Insights / News
Insights / News
The Court had earlier given judgment on liability and quantum on 13 March 2020 (read the earlier judgment here) in favour of the Claimant, known as DSN, in a claim for damages arising out of sexual abuse which he had suffered at the hands of Frank Roper, who worked for the club in the 1980s as a scout. In that earlier judgment, Griffiths J had criticised the club for failing to accept that the abuse had occurred, thereby causing additional distress, despite not having any evidence to challenge both the Claimant’s account and the evidence of other witnesses who had also been abused by Roper when they were young boys.
In his costs judgment, Griffiths J ordered the Defendant to pay indemnity costs not just from the date after the Claimant had bettered his own Part 36 offer but also from an early stage of the litigation because the club, through its solicitors, had repeatedly ignored attempts by the Claimant’s solicitors to enter into negotiations, merely stating that the club was confident in the strength of its own case.
The Judge, Griffiths J said (para 28);
“The reasons given for refusing to engage in mediation were inadequate. They were, simply, and repeatedly, that the Defendant “continues to believe that it has a strong defence”. No defence, however strong, by itself justifies a failure to engage in any kind of alternative dispute resolution.
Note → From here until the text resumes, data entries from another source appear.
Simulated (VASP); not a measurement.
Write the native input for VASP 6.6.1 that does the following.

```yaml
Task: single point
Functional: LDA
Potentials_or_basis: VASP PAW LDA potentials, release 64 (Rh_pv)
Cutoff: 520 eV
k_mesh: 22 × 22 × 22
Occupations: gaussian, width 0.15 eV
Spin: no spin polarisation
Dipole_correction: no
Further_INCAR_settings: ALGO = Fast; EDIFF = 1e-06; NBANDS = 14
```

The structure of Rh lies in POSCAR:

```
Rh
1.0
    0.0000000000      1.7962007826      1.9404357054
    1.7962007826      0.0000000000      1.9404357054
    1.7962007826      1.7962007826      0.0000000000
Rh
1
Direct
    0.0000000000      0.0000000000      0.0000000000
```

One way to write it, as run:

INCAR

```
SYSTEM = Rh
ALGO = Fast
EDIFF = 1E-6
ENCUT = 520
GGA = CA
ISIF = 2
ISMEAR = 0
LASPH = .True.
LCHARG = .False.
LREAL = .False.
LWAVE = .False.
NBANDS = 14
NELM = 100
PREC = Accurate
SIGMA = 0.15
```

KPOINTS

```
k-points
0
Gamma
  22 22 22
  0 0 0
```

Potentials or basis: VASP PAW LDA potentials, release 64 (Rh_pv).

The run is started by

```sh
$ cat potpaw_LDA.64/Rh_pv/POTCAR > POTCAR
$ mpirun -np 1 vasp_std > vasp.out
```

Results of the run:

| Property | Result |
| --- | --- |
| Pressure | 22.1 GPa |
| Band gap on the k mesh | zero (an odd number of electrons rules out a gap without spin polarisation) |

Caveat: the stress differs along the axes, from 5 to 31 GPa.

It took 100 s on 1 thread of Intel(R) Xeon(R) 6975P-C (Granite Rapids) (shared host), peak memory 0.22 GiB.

Experience has shown that disputes may often be resolved in a way satisfactory to all parties, including parties who find themselves able to resolve claims against them which they consider not to be well founded. Settlement allows solutions which are potentially limitless in their ingenuity and flexibility, and they do not necessarily require any admission of liability, or even a payment of money. Even if they do involve payment of money, the amount may compare favourably (if the settlement is timely) with the irrecoverable costs, in money terms alone, of an action that has been successfully fought. The costs of an action will not always be limited to financial costs, however. A trial is likely to require a significant expenditure of time, including management time, and may take a heavy toll on witnesses even for successful parties which a settlement could spare them.
As to admission of liability, a settlement can include admissions or statements which fall short of accepting legal liability, which may still be of value to the party bringing a claim. In the present case, for example, I have already in my previous judgment commented (at  EWHC 595 (QB) paras 188-189) on the opportunity missed by the Defendant at the very least to acknowledge and accept that the Claimant was sexually abused by Roper (it having no positive case to the contrary, and no evidence to support a case to the contrary). The passage in the Claimant’s witness statement which I quoted in paragraph 188 of my previous judgment shows that the Claimant was not primarily motivated by money (and the low figure of his final Part 36 offer confirmed that). He “expected the club to want to engage and to understand what had happened”. The club could have engaged with him (having received his statement, which was dated as long ago as 28 May 2019) without prejudice to what it presented at trial as its strongest defences: namely, that the claim was outside the limitation period and that the club was not vicariously liable for Roper’s sexual abuse of the Claimant, even if that abuse were to be admitted. It did not engage at all.”
Griffiths J also ordered the club to make a payment on account of costs of £200,000. Read the full Judgment here.
A stated previously, Claimant lawyers see this case as likely to have implications on the numerous cases currently making their way through the court process.